June 11, 2008, 05:39 PM ET

The Scholar-Administrator

Earlier this week I read Bill Chace’s 100 Semesters: My Adventures as Student, Professor, and University President, and What I Learned Along the Way (Princeton, 2006), a very interesting account of the academic career of an able literary scholar who became a dean at Stanford, and then president at Wesleyan (Conn.) University and Emory. It is a good example of the academic administrator’s autobiography, a rather uncommon genre. It put me in mind of a similar account by my friend Rudy Weingartner: A Sixty-Year Ride Through the World of Education (Hamilton Books, 2007). Rudy is a distinguished philosopher who served as a dean at Northwestern and Pittsburg, though he never served as a university president.

The question that motivates both accounts derives from the puzzlement of those who enter the teaching profession because of their genuine love for scholarship and student contact, and yet find themselves called to the bloodless (my word) work of administration. It brings to mind the old saw about the nature of an assistant dean: “a mouse training to be a rat.” In the “better” universities and colleges there is a strong commitment to the notion that higher administrators ought to be genuine scholar-teachers, and one can see why, since these are the people who should understand both the values and processes that make quality higher education work.

But the downside, as both autobiographers notice, is that there is no training for administration beyond the “mouse training to be a rat” experience. And of course all of us who have long taught in universities know perfectly well that aptitude for scholarship is poorly (if at all) correlated with administrative skill.

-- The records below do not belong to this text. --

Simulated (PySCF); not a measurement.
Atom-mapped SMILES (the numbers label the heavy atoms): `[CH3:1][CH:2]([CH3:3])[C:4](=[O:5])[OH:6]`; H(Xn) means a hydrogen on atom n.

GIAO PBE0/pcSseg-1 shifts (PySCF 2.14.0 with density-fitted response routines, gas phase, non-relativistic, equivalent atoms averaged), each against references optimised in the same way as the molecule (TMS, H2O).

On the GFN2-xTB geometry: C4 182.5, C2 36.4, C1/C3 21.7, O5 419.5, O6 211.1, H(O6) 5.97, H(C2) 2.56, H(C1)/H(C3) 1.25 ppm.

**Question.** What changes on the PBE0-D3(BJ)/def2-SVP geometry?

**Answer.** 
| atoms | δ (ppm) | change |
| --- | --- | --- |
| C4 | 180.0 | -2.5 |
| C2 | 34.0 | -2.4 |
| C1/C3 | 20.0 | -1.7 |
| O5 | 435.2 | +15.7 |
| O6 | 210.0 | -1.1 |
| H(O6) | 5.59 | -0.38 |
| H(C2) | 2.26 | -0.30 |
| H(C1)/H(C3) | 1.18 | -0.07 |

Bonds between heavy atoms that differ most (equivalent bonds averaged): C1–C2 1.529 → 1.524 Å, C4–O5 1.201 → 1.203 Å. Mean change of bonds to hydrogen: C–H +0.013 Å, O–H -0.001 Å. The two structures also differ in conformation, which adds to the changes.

What is particularly interesting in the Chace book (but is less apparent in Weingartner’s) is that his self-presentation ceases to be that of a faculty member when he rises to the level of presidency, though he keeps teaching James Joyce throughout his administrative career and has now returned to the faculty. Moreover, Chace seems to be genuinely puzzled by the position the president finds himself in, caught between faculty and trustees, neither of whom fully understands the imperatives of institutional dynamics. Chace has little to say about the fund-raising imperative that in my view has corrupted the role of the university president in this country, since his focus is on how an intellectual reacted to the transition to administration.

I have read most of the books published by recently retired university presidents — more on them on another occasion. But in fact I have read little about the selection of Our Leaders, and nothing that attempts to evaluate them. We know they are not all successful, and mostly they are not noticed beyond their own campuses — though one (Donna Shalala of Miami) won a Presidential Medal of Freedom today. There must be a better way to assess how we are doing — and how we might improve recruitment and selection procedures for higher academic administration.